Question

Write the unit vector in the opposite direction to \( \vec{u} = 8\hat{i} + 3\hat{j} - \hat{k} \).

Hint:

The unit vector in the opposite direction is obtained by negating the unit vector in the original direction.

Answer 1

Step 1: Recall the formula for unit vectors.
A unit vector in the direction of a vector \( \vec{v} \) is given by: \[ \hat{v} = \frac{\vec{v}}{|\vec{v}|} \]

Step 2: Find the magnitude of \( \vec{u} \).
The magnitude of \( \vec{u} = 8\hat{i} + 3\hat{j} - \hat{k} \) is: \[ |\vec{u}| = \sqrt{8^2 + 3^2 + (-1)^2} = \sqrt{64 + 9 + 1} = \sqrt{74} \]

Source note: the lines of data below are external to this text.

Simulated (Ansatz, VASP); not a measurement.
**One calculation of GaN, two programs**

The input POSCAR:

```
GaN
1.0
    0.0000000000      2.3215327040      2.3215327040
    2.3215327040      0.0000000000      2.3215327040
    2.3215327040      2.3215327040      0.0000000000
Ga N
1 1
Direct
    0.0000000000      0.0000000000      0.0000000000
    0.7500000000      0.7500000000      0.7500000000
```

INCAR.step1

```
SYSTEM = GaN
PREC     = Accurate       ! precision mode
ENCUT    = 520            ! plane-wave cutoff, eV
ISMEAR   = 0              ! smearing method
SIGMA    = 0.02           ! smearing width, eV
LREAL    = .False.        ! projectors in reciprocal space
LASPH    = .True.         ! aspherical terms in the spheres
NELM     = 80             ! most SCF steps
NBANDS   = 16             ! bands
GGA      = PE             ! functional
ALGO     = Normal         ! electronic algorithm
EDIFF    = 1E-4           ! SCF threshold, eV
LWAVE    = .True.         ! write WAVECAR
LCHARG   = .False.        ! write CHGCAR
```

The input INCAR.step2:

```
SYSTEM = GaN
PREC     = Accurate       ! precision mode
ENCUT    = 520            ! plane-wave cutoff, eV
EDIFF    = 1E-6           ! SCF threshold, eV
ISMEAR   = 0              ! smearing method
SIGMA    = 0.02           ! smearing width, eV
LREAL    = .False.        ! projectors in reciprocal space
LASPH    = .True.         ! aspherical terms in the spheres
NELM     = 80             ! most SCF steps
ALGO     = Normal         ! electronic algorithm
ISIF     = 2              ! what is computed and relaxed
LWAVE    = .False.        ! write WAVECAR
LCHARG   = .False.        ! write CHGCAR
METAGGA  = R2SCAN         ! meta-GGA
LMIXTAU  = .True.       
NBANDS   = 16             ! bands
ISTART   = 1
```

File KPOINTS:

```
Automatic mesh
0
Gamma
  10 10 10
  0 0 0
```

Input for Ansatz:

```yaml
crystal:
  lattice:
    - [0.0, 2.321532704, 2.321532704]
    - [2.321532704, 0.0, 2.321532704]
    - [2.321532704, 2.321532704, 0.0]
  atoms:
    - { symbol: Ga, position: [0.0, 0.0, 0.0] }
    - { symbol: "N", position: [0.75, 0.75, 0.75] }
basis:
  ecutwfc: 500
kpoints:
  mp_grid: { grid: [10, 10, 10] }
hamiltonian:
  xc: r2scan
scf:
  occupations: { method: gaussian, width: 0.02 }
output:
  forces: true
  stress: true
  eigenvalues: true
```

Step 3: Find the unit vector in the opposite direction.
The unit vector in the opposite direction is: \[ \hat{u} = -\frac{\vec{u}}{|\vec{u}|} = -\frac{8\hat{i} + 3\hat{j} - \hat{k}}{\sqrt{74}} = -\frac{8}{\sqrt{74}}\hat{i} - \frac{3}{\sqrt{74}}\hat{j} + \frac{1}{\sqrt{74}}\hat{k} \]

Final Answer: \[ \boxed{-\frac{8}{\sqrt{74}}\hat{i} - \frac{3}{\sqrt{74}}\hat{j} + \frac{1}{\sqrt{74}}\hat{k}} \]